In response, Hipkins said: “Kiwis deserve better than a deputy prime minister who behaves like a drunk uncle at a wedding.”

Today, the war of words has continued with a tweet from Peters.

“Chris Hipkins hid behind a press release yesterday and said that he was glad he ‘ruled me out’ before the election,” he tweeted this morning. “Newsflash Chris.

“I publicly ruled out working with you and your woke Labour cronies twelve months before you stuttered the words.

“But you know that. And so do the media who have the temerity to repeat your stutter.

“PS. Your ‘drunk uncle’ comment is laughable coming from someone who would get drunk on a wine biscuit.”

Peters finished with: “Keep the press releases coming.”

1News

Now I know we already have this quote as the Sledge of the Day, but what I want to explain is the politics of this, and how utterly bad it is for Chris Hipkins.

Firstly, a leader of a major party should never engage in a tit-for-tat spat with a minor party leader. It demeans your putative superior position and brings you down to their level. Sure you can engage over significant policy ideas, but name-calling isn’t that, and Chris Hipkins called Winston Peters a “drunk uncle”.

By engaging, Hipkins looked petulant, and churlish and here comes the second part, he risked being made a fool of. This is precisely what the far more nimble-minded Winston Peters did without resorting to epithets like “drunk uncle”.
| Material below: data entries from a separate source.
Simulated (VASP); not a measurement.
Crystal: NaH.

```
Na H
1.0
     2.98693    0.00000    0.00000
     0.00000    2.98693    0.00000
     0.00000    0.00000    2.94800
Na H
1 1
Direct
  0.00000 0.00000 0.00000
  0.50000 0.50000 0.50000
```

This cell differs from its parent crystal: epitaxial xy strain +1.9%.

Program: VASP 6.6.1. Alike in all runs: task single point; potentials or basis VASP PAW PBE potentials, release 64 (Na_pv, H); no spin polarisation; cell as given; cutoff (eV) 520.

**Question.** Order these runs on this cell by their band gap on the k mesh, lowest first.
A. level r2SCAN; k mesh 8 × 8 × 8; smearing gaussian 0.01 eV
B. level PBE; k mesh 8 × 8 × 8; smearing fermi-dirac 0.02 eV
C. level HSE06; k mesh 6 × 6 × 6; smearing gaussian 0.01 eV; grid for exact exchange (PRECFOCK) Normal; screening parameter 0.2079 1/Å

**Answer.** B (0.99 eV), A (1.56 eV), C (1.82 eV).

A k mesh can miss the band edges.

Winston’s response was humiliating for Hipkins; he was being mocked, in a blokish manner, about not being able to handle his liquor…which everyone knows Winston Peters can.

It was an oldie but a goodie sledge that Winston Peters used, and it was devastating.

Though, I think Winston Peters may have spelt whine incorrectly.

Winston Peters had a battle of wits with an unarmed man.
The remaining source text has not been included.